This is only a quick history of the New Museum, but the contrast between its origins and present form is the point. Setting aside the personal finances of Marcia Tucker, the museum that got its start in tiny rooms with three people sharing a desk and borrowing exhibition spaces eventually found itself with a massive modern building in Lower Manhattan. In 2020, the New York Times reported that Phillips, who remains the director of the New Museum, made $768,000 annually.[1]

Tucker expressed her distaste for authority, including her own. The board she cobbled together consisted of people she considered friends—nobody she wasn’t “on kissing terms with”. [2] In the beginning, everyone on staff earned the same wage with the exception of Tucker, who didn’t pay herself for three years, though the staff did eventually stratify. She argued there were models other than the corporate, institutional, or academic which the museum could be built on, taking influence from feminist groups—community, self-help, and consciousness-raising organizations. Tucker felt that most existing institutions were not equitable or interested in taking risks. She wanted to create one that would take risks, where coworkers got along and shared the same goals. She wanted the books to be open, for everything to be transparent, and she claimed it was that way for a long time.

How, then, did the New Museum become what it was founded not to be? Firing an entire bargaining committee in retaliation against its workers’ union is case-and-point of an organization that has completely betrayed its values of equity.[3] The New Museum became authoritarian, no different from other standard museums. The presence of big-money interests can be gleaned from its website alone.[4] (Lisa Phillips is even the daughter of the former chairman and CEO of Dow Jones & Company—the market ties run deep.)

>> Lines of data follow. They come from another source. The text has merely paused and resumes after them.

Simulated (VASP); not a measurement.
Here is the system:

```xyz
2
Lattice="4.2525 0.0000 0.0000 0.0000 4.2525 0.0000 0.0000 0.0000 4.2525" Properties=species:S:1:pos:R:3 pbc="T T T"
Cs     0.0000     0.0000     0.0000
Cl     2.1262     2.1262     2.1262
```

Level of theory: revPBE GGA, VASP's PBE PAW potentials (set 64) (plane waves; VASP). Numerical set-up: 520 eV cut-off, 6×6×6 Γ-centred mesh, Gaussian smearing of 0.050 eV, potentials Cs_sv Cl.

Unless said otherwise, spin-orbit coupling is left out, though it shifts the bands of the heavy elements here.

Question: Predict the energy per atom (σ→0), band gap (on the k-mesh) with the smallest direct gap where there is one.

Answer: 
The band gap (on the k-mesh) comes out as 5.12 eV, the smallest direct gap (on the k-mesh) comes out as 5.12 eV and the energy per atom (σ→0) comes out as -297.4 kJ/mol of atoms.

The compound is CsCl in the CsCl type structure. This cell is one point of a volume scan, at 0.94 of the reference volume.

The New Museum is the most visible example of a widespread dilemma in the field. An alternative museum is not immune from participating in the same harmful practices traditional museums do. The smallest ones have avoided much of this, but others emulate structures and strategies of major institutions like the Whitney, MoMA, and, sadly, the New Museum. The New Museum’s history explains how an organization with admirable ambitions mutated into a massive, still-expanding monster that serves the upper echelons of society. A museum may be alternative at first, but it can become completely standardized in no time.

A humble board is replaced with businessmen. Salaries diverge, and executive pay soars. Every page of the budget that can be hidden disappears from public view. The nonprofit status shows its true colors as a tax-exempt tool for insidious investments. One cannot seriously look at a

$768,000 executive salary, an $80 million property-hungry capital campaign, and an artist incubator called “NEW INC”—meaning “incubator”, but obviously a play on “incorporated”— and claim the leadership of is not after profit. This is not a unique phenomenon.

I myself saw this kind of corporatocracy at Elsewhere, an alternative museum in North Carolina. After a renovation of its building in 2016—meant to ensure the perpetuity of the organization (and increase property value)—Elsewhere launched a fundraising campaign to cover costs, hoping to pay back a substantial loan to the Phillips Foundation (no relation to Lisa Phillips, as far as I know). In the following years, the last co-founder stepped away from the director position (for a job at the Contemporary Art Center New Orleans, though he wrote himself permanently onto Elsewhere’s board), and its reins were handed to an outside executive formerly of the Joan Mitchell Foundation. The new director sowed chaos through a lack of fundraising and upped his own pay, eventually firing long-time staff to consolidate power. That same executive joined the board immediately after his tenure as director, and the museum is now expanding its reach (including redesigning its space for high-priced corporate retreats).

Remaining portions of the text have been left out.